These include Delta, National Foods, Lobels, Baker’s Inn, Tregers, Dairiboard, Dan Dairy, Nestle, Nampack, Mega Pack, Hunyani, Brown Engineering, Bata, Sable, Chemplex, ZFC, Windmill, FSG and cooking oil companies.
“We need to have production of goods and services,” said Ms Chipika.
“The economy was sliding from 2011 to 2016. If we had not put in place expansionary measures, the economy would have slid into recession — negative growth. But some measures rescued the situation,” she added, in apparent reference to export incentives introduced by the central bank to boost exports about two years ago.
Ms Chipika said since the beginning of the year, the economy has been experiencing growth.

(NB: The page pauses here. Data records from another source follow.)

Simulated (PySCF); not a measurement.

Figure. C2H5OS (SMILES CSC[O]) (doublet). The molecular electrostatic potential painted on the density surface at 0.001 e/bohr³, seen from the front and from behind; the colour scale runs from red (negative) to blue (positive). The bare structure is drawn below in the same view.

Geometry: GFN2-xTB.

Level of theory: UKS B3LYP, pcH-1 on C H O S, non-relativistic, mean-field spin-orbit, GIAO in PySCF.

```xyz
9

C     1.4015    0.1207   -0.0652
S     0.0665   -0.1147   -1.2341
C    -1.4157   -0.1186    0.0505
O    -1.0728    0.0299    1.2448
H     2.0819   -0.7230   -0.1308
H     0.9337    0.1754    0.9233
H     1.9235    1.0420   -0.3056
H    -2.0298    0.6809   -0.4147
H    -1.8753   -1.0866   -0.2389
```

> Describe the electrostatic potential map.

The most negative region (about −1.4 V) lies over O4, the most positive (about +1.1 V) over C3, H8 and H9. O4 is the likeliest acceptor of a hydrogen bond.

The Government had projected that the economy would expand 4,5 percent this year, but is now optimistic that growth could be as much as 6 percent, underpinned by strong performance in the mining, manufacturing, construction and agriculture sectors.
The World Bank, which is more conservative, has also revised the growth rates from the 1,8 percent projected in January to 2,7 percent.
According to figures from the central bank for January 2018, on a cash basis, and the latest trade figures from the Zimbabwe National Statistics Agency for the five months to June this year, the country’s trade deficit widened by 44 percent during the first half of the year to US$1,4 billion from $1 billion recorded in the same period last year.
The deficit indicates that more imports were largely towards the productive sector. Imports for consumer goods fell 34 percent to US$401 million from $610 million.
Ms Chipika encouraged the private sector to be responsible corporate citizens by honouring their tax obligation, currently at US$4,2 billion.
On currency reforms, the deputy governor said the US dollar will remain Zimbabwe’s anchor currency until macroeconomic fundamentals are addressed, including achieving a four months import cover.
She warned that any rushed attempt to re-introduce the local currency would push the economy into hyperinflation.
“If we rush to introduce the local currency, we will go back to 2008 and we don’t want to do that,” she said.
The CZI conference, running under the theme ‘From Dialogue to Implementation, It’s time to Act’, was attended by several local business leaders, Government officials and international business organisations.
Some of the issues that were discussed include industrialisation drive, financing models of re-tooling companies, progress and challenges in improving ease of doing business.
The liveliest session was arguably the one addressed by former Botswana President Mr Ian Khama who expressed optimism on Zimbabwe’s turnaround prospects, but emphasised the need for the new dispensation to respect rule of law, tackling corruption and embrace good governance.
He also gave insight into how Botswana diversified and successfully leveraged diamonds for economic development.